EVEN with their flourishing imaginations, John Keats and Samuel Coleridge could never have foreseen their chance meeting would be recorded on a piece of chewing gum.

The two leading lights of the English romantic poetry movement are said to have come across each other in 1819 while walking along Millfield Lane, Highgate.

Keats was living in Hampstead at that time, while opium addicted Coleridge was staying at his doctor’s house on the Grove in Highgate.

The story goes that the legendary writers walked together for some two miles when they met and parted company with a handshake – after which Coleridge apparently uttered the prophetic comment, “there was death in that hand”.

Keats died at the tender age of 25 from Tuberculosis.

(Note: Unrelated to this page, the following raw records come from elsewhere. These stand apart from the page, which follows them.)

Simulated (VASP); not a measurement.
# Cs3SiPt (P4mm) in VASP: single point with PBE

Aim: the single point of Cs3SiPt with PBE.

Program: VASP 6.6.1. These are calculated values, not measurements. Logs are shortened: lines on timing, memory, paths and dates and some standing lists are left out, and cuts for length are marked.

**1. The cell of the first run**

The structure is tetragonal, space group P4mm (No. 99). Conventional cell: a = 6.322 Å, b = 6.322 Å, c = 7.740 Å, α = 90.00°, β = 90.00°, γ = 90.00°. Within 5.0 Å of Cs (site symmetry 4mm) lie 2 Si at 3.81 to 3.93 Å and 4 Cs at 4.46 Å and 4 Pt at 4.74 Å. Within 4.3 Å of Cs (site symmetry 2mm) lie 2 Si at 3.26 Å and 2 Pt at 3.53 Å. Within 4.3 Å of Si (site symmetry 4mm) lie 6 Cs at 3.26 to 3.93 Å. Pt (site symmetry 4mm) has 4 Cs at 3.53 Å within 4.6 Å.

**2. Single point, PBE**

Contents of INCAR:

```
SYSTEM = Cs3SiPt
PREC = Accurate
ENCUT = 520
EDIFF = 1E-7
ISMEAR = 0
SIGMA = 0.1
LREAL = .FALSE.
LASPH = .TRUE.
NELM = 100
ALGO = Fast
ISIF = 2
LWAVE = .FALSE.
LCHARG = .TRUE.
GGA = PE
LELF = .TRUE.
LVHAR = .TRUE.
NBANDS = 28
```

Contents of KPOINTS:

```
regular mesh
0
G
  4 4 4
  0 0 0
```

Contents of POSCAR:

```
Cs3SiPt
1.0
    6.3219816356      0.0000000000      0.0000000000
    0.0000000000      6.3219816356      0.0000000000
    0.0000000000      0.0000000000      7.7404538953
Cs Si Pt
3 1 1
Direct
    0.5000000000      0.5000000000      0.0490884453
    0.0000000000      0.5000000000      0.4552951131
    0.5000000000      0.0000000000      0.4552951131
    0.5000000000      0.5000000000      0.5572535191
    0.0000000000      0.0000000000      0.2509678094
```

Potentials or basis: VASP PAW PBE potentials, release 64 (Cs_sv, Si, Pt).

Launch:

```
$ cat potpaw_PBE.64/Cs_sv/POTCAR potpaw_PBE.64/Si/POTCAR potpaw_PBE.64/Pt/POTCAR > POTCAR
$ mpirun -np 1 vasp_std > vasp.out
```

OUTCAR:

Now, more than 190 years on, this historic encounter has been recreated on a piece of chewing gum.

Artist Ben Wilson has immortalised the Keats-Coleridge handshake on a gummy canvas the size of a 10 pence piece following a request from Golders Green author and poet Miriam Halahmy.

“I came out of the Highgate Literary and Scientific Institute (HLSI) with another writer Judi Sissons about three weeks ago and Ben was there doing one of his paintings,” explained Mrs Halahmy.

“I’ve met him before so I went over to have a chat and asked him if he could do a painting for me.

“He gave me a piece of paper and said draw out your idea and I said started to tell him about Coleridge and Keats meeting here and that I’m a writer.

“And he said you and Judi shake hands and I’ll build the painting around that.”

Mr Wilson then set to work crafting his miniature artwork on the pavement outside the HLSI.

Two hours later his creation was complete and Mrs Halahmy said she was staggered by the results,

“It had everything really – something about the Highgate poets, the fact I came up and worked in Highgate and that Coleridge and Keats met there,” she said.

“I couldn’t believe how much he’d managed to get on it. I think it’s tremendous.

“It’s caused quite a stir and it’s a nice commemoration of Highgate as a centre for writing. I also think the painting encapsulates the strength and focus of poetry in and around Highgate – that’s why I feel so proud being part of it because Coleridge and Keats are such great icons.”

Meanwhile, Mr Wilson said he jumped at the chance of taking on Mrs Halahmy’s story along with that of Keats and Coleridge.

“For me it’s nice to do something for somebody or a group that has a context to a place,” he said.

“It’s outside the HLSI so the painting has a relationship to the people who are writing there. Often the images you see in the public domain are lots of advertising and have nothing to do with people.

“But everyone’s got a story and I wanted to reflect some of that in an immediate way.”